Re: Request for help with slow query

From: "Woolcock, Sean" <Sean(dot)Woolcock(at)emc(dot)com>
To: salah jubeh <s_jubeh(at)yahoo(dot)com>, "pgsql-performance(at)postgresql(dot)org" <pgsql-performance(at)postgresql(dot)org>
Subject: Re: Request for help with slow query
Date: 2012-10-29 19:25:56
Message-ID: 998490E92A198A48BE60F3A9C44CA3F1010A7DCF3903@MX40A.corp.emc.com
Views: Raw Message | Whole Thread | Download mbox | Resend email
Thread:
Lists: pgsql-performance

I thought that an index was implicitly created for foreign keys, but I see that that's not true. I've just created one now and re-ran the query but it did not change the query plan or run time.

Thanks,
Sean

________________________________________
From: salah jubeh [s_jubeh(at)yahoo(dot)com]
Sent: Monday, October 29, 2012 3:18 PM
To: Woolcock, Sean; pgsql-performance(at)postgresql(dot)org
Subject: Re: [PERFORM] Request for help with slow query

Did you try to add an index on filesystem_id

________________________________
From: "Woolcock, Sean" <Sean(dot)Woolcock(at)emc(dot)com>
To: "pgsql-performance(at)postgresql(dot)org" <pgsql-performance(at)postgresql(dot)org>
Sent: Monday, October 29, 2012 6:41 PM
Subject: [PERFORM] Request for help with slow query

Hi, thanks for any help. I've tried to be thorough, but let me know if I should
provide more information.

A description of what you are trying to achieve and what results you expect:
I have a large (3 million row) table called "tape" that represents files,
which I join to a small (100 row) table called "filesystem" that represents
filesystems. I have a web interface that allows you to sort by a number of
fields in the tape table and view the results 100 at a time (using LIMIT
and OFFSET).

The data only changes hourly and I do a "vacuum analyze" after all changes.
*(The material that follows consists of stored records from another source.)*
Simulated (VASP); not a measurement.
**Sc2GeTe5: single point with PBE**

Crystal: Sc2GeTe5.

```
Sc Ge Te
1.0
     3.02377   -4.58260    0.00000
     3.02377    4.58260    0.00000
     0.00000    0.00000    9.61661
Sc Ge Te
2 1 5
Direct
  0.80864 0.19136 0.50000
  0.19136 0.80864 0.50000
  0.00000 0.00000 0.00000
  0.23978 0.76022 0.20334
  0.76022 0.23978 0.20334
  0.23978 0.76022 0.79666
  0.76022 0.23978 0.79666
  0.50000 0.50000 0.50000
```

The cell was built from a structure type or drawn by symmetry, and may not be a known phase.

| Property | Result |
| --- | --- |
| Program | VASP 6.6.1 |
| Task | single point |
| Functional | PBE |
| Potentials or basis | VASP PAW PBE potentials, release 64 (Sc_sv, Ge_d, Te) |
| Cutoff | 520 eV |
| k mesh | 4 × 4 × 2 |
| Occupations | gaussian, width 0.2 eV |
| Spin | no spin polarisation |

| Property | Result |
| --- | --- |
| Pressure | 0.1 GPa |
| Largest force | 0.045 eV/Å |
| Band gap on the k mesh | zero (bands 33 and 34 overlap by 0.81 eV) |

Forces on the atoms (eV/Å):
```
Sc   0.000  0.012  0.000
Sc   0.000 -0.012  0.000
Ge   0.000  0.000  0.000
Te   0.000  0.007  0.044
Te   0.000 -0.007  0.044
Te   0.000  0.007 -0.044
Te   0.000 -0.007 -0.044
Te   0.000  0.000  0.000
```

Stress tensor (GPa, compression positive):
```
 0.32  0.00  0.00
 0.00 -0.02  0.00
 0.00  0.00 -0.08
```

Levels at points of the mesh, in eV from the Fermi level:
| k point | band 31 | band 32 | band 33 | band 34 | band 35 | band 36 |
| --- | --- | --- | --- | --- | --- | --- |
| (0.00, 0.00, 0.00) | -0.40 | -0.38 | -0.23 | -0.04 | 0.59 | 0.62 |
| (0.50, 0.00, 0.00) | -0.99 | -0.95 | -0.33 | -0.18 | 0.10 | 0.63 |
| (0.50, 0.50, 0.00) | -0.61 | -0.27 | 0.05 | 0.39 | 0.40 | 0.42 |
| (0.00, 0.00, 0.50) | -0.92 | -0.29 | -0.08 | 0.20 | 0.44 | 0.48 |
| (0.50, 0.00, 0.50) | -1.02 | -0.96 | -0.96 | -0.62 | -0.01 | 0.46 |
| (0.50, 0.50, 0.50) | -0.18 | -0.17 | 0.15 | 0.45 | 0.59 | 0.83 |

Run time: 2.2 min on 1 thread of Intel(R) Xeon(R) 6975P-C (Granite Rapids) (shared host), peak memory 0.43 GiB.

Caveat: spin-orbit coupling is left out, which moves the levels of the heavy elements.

The tables are defined as:

create table filesystem (
id serial primary key,
host varchar(256),
storage_path varchar(2048) not null check (storage_path != ''),
mounted_on varchar(2048) not null check (mounted_on != ''),
constraint unique_fs unique(host, storage_path)
);
create table tape (
id serial primary key,
volser char(255) not null check (volser != ''),
path varchar(2048) not null check (path != ''),
scratched boolean not null default FALSE,
last_write_date timestamp not null default current_timestamp,
last_access_date timestamp not null default current_timestamp,
filesystem_id integer references filesystem not null,
size bigint not null check (size >= 0),
worm_status char,
encryption char,
job_name char(8),
job_step char(8),
dsname char(17),
recfm char(3),
block_size int,
lrecl int,
constraint filesystem_already_has_that_volser unique(filesystem_id, volser)
);

An example query that's running slowly for me is:

select tape.volser,
tape.path,
tape.scratched,
tape.size,
extract(epoch from tape.last_write_date) as last_write_date,
extract(epoch from tape.last_access_date) as last_access_date
from tape
inner join filesystem
on (tape.filesystem_id = filesystem.id<http://filesystem.id/>)
order by last_write_date desc
limit 100
offset 100;

On Postgres 8.1.17 this takes about 60 seconds. I would like it to be faster.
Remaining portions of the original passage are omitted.